For the past few years I've hosted all my websites in a "special" way:
- Each website runs under its own UID.
- Each website runs a local thttpd / webserver.
- Each server binds to localhost, on a high-port.
- My recipe is that the port of the webserver for user "foo" is "$(id -u foo)".
- On the front-end I have a proxy to route connections to the appropriate back-end, based on the Host header.
The webserver I chose initially was thttpd, which gained points because it was small, auditable, and simple to launch. Something like this was my recipe:
exec thttpd -D -C /srv/steve.org.uk/thttpd.conf
Unfortunately thttpd suffers from a few omissions, most notably it doesn't support either "Keep-Alive", or "Compression" (i.e. gzip/deflate), so it would always be slower than I wanted.
On the plus side it was simple to use, supported CGI scripts, and
served me well once I'd patched it to support X-Forwarded-For for IPv6 connections.
Recently I setup a server optimization site and was a little disappointed that the site itself scored poorly on Google's page-speed test. So I removed thttpd for that site, and replacing it with nginx. The end result was that the site scored 98/100 on Google's page-speed test. Progress. Unfortunately I couldn't do that globally because nginx doesn't support old-school plain CGI scripts.
So last night I removed both nginx and thttpd, and now every site on my box is hosted using lighttpd.
There weren't too many differences in the setup, though I had to add some rules to add caching for *.css, etc, and some of my code needed updating.

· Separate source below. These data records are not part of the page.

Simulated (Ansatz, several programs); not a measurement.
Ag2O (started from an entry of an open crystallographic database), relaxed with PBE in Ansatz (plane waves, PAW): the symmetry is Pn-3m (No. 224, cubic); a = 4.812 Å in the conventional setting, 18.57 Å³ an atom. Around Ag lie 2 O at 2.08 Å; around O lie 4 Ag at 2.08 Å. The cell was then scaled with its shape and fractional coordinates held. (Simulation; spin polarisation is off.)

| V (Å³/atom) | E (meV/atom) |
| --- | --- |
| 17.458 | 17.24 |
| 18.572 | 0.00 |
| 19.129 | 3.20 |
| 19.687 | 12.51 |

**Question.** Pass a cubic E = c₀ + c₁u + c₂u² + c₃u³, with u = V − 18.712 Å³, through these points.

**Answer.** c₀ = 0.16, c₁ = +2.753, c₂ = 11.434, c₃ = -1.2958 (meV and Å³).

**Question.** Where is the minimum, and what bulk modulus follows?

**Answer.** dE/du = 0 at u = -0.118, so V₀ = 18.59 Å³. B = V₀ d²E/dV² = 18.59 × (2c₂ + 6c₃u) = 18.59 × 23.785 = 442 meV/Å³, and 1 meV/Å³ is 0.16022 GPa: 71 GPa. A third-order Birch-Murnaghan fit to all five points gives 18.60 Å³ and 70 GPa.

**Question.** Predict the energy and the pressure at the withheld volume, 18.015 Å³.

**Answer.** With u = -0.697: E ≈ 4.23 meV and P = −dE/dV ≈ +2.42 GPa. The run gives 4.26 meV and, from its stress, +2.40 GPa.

Beyond that today I've setup a dedicated docker host - which allows me to easily spin up containers. Currently I've got graphite monitoring for my random hosts, and a wordpress guest for plugin development/testing.
Now to go back to reading Off to be the wizard .. - not as good as Rick Cook's wizardry series (which got less good as time went on, but started off strongly), but still entertaining.